Framework and Methodology

Modular Architecture

The STBIR framework is structured to directly confront the key limitations of prior approaches:

  • Sketch Feature Encoding: A ResNet-based encoder extracts global geometric features from sketches, capitalizing on proven convolutional architectures for visual abstraction.
  • Text and Image Encoding: Both text and image data are projected using CLIP, leveraging its large-scale pretraining for robust cross-modal mapping.
  • Fusion and Retrieval: Sketch and text features are fused via element-wise addition. Retrieval proceeds by calculating cosine similarity between the query fusion and image gallery embeddings.

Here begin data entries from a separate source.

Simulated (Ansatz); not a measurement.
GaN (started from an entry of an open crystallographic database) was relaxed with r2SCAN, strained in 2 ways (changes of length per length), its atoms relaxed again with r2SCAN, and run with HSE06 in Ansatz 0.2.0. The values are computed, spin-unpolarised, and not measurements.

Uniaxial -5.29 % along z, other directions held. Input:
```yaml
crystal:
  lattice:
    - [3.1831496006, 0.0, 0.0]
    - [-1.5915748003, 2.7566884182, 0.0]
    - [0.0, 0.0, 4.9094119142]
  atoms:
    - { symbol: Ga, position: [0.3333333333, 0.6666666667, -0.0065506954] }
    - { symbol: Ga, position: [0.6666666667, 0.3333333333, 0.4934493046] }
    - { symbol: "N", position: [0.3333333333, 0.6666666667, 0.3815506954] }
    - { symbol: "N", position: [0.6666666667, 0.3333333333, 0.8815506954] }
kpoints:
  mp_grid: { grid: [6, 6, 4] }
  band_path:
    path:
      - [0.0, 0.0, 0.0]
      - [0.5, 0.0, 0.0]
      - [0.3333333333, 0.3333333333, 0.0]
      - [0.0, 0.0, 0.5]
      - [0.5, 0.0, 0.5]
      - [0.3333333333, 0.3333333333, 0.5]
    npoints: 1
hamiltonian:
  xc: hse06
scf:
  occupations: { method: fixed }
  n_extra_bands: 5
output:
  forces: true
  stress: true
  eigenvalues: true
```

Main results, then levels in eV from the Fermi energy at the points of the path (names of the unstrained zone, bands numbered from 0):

Curriculum-Informed Robustness

The Curriculum Learning Driven Robustness Enhancement (CLDRE) module incrementally increases feature-space noise during training. This simulates degraded sketch and/or text input, thereby regularizing the framework for robustness against realistic low-quality queries.

Category-Knowledge Feature Space Optimization

In addition to standard contrastive and triplet losses, the Category-Knowledge-Based Feature Space Optimization (CKFSO) head employs an angular margin-based loss, enforcing intra-class compactness and inter-class separation conditioned on category priors. This is critical for boosting discriminative power, a core requirement in fine-grained settings where intra-class variance can be minimal.

Multi-stage Cross-Modal Feature Alignment

The framework introduces a multi-stage optimization protocol to counteract parameter divergence arising from cross-modal gradient and distributional imbalance:

  1. Sketch Feature Mapping: Image and text encoders are frozen; the sketch encoder learns to map into the pretrained CLIP space.
  2. Image Feature Refinement: Sketch and text branches are frozen; the image encoder is fine-tuned to preserve structural correspondence.
  3. Textual Representation Integration: Only the text branch is trainable, enforcing fine-grained attribute alignment within the fused embedding space.

This sequenced optimization outperforms synchronous, monolithic training, as demonstrated by ablation.

Experimental Evaluation

Benchmarks and Baselines

Experiments span all STBIR dataset subsets. Baselines include unimodal and multimodal retrieval networks, including CLIP, DINO, SEARLE, TASKformer, and Pic2Word. Metrics focus on Recall@K, with K=1/5/10, the dominant paradigm for evaluating retrieval precision.

Results

  • Superior R@1/R@5: On STBIR-S (shoes), STBIR achieves R@1 of 51.80, surpassing the strongest baseline (Pic2Word, 51.72). On STBIR-C (chairs), STBIR reaches 57.88 R@1, exceeding Pic2Word (53.38). On STBIR-D, the most challenging dataset, STBIR attains 62.85 R@1 and 93.44 R@5, both state-of-the-art except for a marginal R@10 shortfall versus SEARLE.
  • Ablation: Removing fusion modalities or disabling MCFA, CKFSO, or CLDRE leads to clear performance degradation. Sequentially prioritizing sketch alignment (before images or text) empirically outperforms alternate update schedules.
  • Qualitative Analysis: Visualizations show that the framework retrieves targets with high contour, color, and texture fidelity relative to the compound sketch+text queries; failure cases often stem from ambiguity in the input modalities, not from network misalignment.

Implications

Practical

This work facilitates practical, user-oriented image retrieval workflows that can accommodate noisy, ambiguous, or incomplete queries from both freehand sketches and lightweight textual descriptions—scenarios typical in creative, design, e-commerce, or forensic domains.

Theoretical

The multi-stage alignment mechanism offers a principled paradigm for tackling gradient and feature space imbalance in tri-modal joint training, a challenge recurrent in multi-modal AI but under-addressed in prior literature. Furthermore, the formulation harmonizing curriculum-driven robustness, margin-based discriminability, and staged alignment is easily extensible to other compositional retrieval tasks.

Future Directions

Future research can focus on learning more granular alignments between input sketches/texts and image subregions, incorporating localized or deformable attention. Further innovations are needed to bridge the input ambiguity gap, potentially by leveraging richer, interactive, or dialog-based annotation at query time.

Conclusion

This paper makes significant advances in tri-modal fine-grained image retrieval, systematically bridging geometric and semantic gaps by synergizing hand-drawn sketches and descriptive text attributes. The proposed STBIR dataset sets a new standard for benchmarking, and the multi-stage alignment framework demonstrates robust, state-of-the-art retrieval performance. The methodological and dataset contributions are expected to catalyze further research in robust, cross-modal visual understanding and retrieval (2604.15735).